As Barcelona coach Luis Enrique said later, Messi is a footballer "from another planet", sentiments echoed by Barcelona midfielder Javier Mascherano, who said of his teammate: "He's a player that is impossible to describe. It's just... you have to watch him."

Neuer could hardly be faulted for the second, but he may have still have been cursing himself for failing to stop Messi's first goal. That came courtesy of a low stinging shot on 77 minutes that caught the German international off balance and beat him at the near post.

That goal broke Bayern's stubborn resistance at the Camp Nou, and three minutes later Messi scored his wondrous second. Still the Argentina wasn't finished with the Germans, however, and in injury time as the German pressed forward he sent Neymar through on goal to put the tie seemingly beyond Bayern's grasp.

The Germans will tell themselves that they overturned a 3-1 deficit in the second leg of their quarter-final with Porto last month, but Barcelona aren't Porto and the chances of a Bayern victory are slim. Guardiola, who twice guided Barcelona to Champions League glory during his time as their coach, admitted it had been a chastening evening for his side.
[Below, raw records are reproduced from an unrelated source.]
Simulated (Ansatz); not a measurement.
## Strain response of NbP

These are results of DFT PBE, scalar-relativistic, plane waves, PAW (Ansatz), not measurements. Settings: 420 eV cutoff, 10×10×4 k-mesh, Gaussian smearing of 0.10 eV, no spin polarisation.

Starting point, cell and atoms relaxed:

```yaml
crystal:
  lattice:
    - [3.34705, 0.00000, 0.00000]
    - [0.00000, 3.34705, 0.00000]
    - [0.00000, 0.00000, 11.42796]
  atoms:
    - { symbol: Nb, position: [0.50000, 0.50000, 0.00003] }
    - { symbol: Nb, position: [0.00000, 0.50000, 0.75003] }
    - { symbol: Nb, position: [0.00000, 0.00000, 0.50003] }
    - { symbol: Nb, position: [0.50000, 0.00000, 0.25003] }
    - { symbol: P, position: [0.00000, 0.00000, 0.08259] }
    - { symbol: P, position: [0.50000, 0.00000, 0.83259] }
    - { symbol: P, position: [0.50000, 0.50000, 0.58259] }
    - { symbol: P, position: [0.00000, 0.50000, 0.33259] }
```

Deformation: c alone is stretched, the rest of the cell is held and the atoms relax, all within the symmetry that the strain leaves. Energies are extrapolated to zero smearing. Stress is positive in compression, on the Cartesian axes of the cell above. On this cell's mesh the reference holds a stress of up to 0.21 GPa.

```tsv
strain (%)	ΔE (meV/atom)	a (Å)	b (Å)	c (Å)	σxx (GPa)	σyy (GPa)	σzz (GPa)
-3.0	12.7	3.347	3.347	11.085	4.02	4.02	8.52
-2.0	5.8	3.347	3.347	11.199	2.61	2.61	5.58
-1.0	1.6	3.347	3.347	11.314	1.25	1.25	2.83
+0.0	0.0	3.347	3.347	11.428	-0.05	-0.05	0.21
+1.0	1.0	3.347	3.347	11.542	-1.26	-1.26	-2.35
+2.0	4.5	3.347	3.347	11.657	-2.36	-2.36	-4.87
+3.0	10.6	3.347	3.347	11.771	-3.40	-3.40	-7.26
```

"If you don't have possession against Barcelona it is difficult and our plan was to monopolise the ball and make them run. But we were not dominant enough, " he reflected. "We knew who we were facing tonight. It has worked for me in the past to control possession and I cannot imagine football played any other way."

Asked if he believed Bayern could still reach next month's final Guardiola replied: "You can turn around a one or two-goal deficit, but three is tough."